In the same manner as the previous fight, TAE POONG (“typhoon” in English) and YONG BANG are led into the ring. From the first moment, when the referee in a hanbok calls for them to begin, it is clear this will be a different fight. Like boxers touching gloves, they touch noses. Then they pause for a moment to turn away from each other, lift their heads, and roll their nostrils back, sniffing, playing to an applauding crowd.
Their owners call them back to the fight. They snort and paw like cartoon characters, and then smash together. They dig into the dirt, driving, pawing, straining. Maybe these two are younger, hungrier — maybe they simply just have more pride.

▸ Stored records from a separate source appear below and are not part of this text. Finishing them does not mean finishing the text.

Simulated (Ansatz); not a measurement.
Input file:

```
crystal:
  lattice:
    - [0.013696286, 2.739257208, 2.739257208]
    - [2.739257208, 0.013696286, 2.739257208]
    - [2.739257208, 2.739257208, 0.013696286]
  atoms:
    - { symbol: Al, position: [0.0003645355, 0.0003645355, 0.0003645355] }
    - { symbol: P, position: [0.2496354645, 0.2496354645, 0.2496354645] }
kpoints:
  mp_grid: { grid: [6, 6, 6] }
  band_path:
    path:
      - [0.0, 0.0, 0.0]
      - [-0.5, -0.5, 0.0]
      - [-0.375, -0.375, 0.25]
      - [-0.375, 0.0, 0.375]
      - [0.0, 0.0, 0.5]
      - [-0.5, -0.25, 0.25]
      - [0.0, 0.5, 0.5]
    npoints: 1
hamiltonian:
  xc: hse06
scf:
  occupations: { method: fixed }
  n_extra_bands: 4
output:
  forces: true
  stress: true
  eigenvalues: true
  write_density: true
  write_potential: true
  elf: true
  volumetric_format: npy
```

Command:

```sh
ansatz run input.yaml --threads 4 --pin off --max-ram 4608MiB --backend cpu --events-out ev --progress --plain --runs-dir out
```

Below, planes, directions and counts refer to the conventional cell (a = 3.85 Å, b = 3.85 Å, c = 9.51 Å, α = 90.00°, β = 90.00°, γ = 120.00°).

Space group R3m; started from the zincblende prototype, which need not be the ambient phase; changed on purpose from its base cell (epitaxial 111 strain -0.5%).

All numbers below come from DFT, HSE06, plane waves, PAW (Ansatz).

At the 3:24 mark Tae Poong digs down, thrusts, turns Yong Bang’s head and starts to drive him to the side. Yong Bang scrambles for traction, to get any kind of hold, to stop Tae Poong from driving him back, but the other bull is too strong, has too much momentum, and there is nothing he can do. When Yong Bang is driven to the panels along the side of the ring the fight is over.
As with Chul Yong, they put Yong Bang in the loser’s pen on the side of the ring. Then he does an unusual thing. He begins to groan. His jaw hangs open, his fat, pink tongue hangs loose and he cries out. As the winner leaves the ring he moans over and over. He bellows either for his damaged pride or for another chance. He leaves the ring groaning.
As the crowd files out, dancers and musicians appear for a ceremonial mask dance to celebrate the end of the ritual. We walk out of the arena to the beating of drums and the shrill pitch of horns.